Is it quadratic? I honestly don't know, I guess when I'll have to parse a million of those lines I'll investigate.

Just want to mention that in Swift, you should really be doing this kind of parsing on Data or [UInt8], not String (which are int-subscriptable, though you have to be careful with Data due to it being able to be a slice as well). Not sure if you hit any in this case, but it's very easy to accidentally accept inputs that you shouldn't have if you use Swift String ==, for example ";" == "\u{37e}" In addition, if the extra parameters contained multibyte UTF-8 characters, they would cause a bad length exception for both Swift and Python strings, since Swift counts graphemes and Python counts unicode scalars (AFAIK)

I do think Swift should get better ways to parse ASCII-ish things, either through an ASCIIString struct or maybe just through String.utf8.

Also your example would have worked great with a Scanner which I do wish Swift had.

4 Likes

That function is not quadratic in the length of its input in either Python or Swift, because it does not loop. len(pkt_line) is (possibly) linear time in Swift, constant time in Python. Half-open slicing at constant indices (e.g. [4:] or [:5]) is constant time in Python and Swift. Split and partition operations are linear time in Python and Swift. This operation is thus linear time, dominated by repeated string walks to locate tokens.

The accidentally quadratic use-case occurs when you have a loop over the String itself, and then use offset-based indexing within that loop where the offset index is in some way related to the loop iteration or the String length.

I should note, though, that what you have in Python is not a string but a bytestring (i.e. Python 2's str not unicode, which in Swift is [UInt8] or Data and not String). Such a data type in Swift is a RandomAccessCollection and so can do offset-based indexing in constant-time.

1 Like

It is actually using normal (Python 3) strings, if they were byte strings all the splitting and matching would need to be done with b'...' arguments.

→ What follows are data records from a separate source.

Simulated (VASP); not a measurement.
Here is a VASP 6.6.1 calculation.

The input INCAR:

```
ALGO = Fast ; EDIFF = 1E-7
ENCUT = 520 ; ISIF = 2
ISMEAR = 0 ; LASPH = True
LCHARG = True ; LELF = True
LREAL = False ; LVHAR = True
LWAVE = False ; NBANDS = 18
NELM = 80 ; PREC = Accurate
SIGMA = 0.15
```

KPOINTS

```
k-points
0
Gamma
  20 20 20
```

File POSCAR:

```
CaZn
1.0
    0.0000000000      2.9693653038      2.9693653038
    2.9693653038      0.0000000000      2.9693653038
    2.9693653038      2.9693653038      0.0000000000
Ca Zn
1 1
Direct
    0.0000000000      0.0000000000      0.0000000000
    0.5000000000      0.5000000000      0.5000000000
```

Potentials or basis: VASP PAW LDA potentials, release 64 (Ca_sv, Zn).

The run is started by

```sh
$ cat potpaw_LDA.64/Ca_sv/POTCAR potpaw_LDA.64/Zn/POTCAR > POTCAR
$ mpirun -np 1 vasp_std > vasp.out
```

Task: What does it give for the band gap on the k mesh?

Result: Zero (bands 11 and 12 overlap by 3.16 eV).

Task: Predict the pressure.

I'd love to see an equivalent example using a Scanner to get an idea how it would work.

Heh, I'm somewhat troubled by the presence of a U+0000 in your strings, but that's fine.

I feel like this is probably the best solution given the current contention around subscripts and the amount of helpful work they should do. Perhaps we keep subscripts as only operating on Indexs, and instead provide methods for doing slicing/offsetting based on the idea of the Intth Element in a collection. I think this also has the added benefit of allowing greater discoverability and composability, while keeping the idea that subscript based access should be performant.

2 Likes

This is a huge part of the motivation behind Contiguous Strings, which is now in review.

1 Like

Here's what I would do if I were to use an ASCII String version of my string scanner to parse:

func parse(pktLine: ASCIIString) throws {
	var scanner = Scanner(pktLine)
	guard scanner.read(count: 4).flatMap({ Int($0, radix: 16) }) == pktLine.count else {
		throw ParseException("Bad length")
	}
	guard let requestCommand = scanner.read(toNext: " "),
	      ["git-upload-pack", "git-receive-pack", "git-upload-archive"].contains(requestCommand)
	else {
		throw ParseException("Bad request-command")
	}
	print("request-command: \(requestCommand)")
	guard let pathname = scanner.read(toNext: "\0") else {
		throw ParseException("Missing pathname")
	}
	print("pathname: \(pathname)")
	if scanner.isEmpty { return }

	guard scanner.remove(prefix: "host=") else {
		throw ParseException("Bad host-parameter")
	}
	guard var hostnameAndPort = scanner.read(toNext: "\0").map(Scanner.init), !hostnameAndPort.isEmpty else {
		throw ParseException("Missing hostname")
	}
	let hostname = hostnameAndPort.read(toNext: ":")!
	let port = hostnameAndPort.rest
	print("hostname: \(hostname)")
	port.map { print("port: \($0)") }

	guard let extraPrefix = scanner.read(toNext: "\0") else { return }
	guard extraPrefix.isEmpty else {
		throw ParseException("bad extra-parameters")
	}
	while let extraParameter = scanner.read(toNext: "\0") {
		print("extra-parameter: \(extraParameter)")
	}
}
1 Like

Have you considered the potential confusion where array slices will sometimes have completely different behavior for:

A[4] // may actually be the first element of the slice if the startIndex is 4.
A[offset: 4] // Always startIndex+4

? I haven't read all the comments in detail, so I'm sorry if someone already asked this.

-Chris

2 Likes

Yes, that's been discussed in this thread and I briefly alluded to to in the pitch and examples:

This is worth elaborating on with code examples (especially generic functions over RAC) in a new iteration of the pitch.

1 Like

Sorry for bringing this back up again. It seems like the consensus was to wait and try again later. But for anyone interested, I performed some benchmarks using some of the suggested solutions mentioned in the thread. Namely the suggested subscript(offset:), using a RAC and the other approach of a caching* wrapper (referred to as offset view).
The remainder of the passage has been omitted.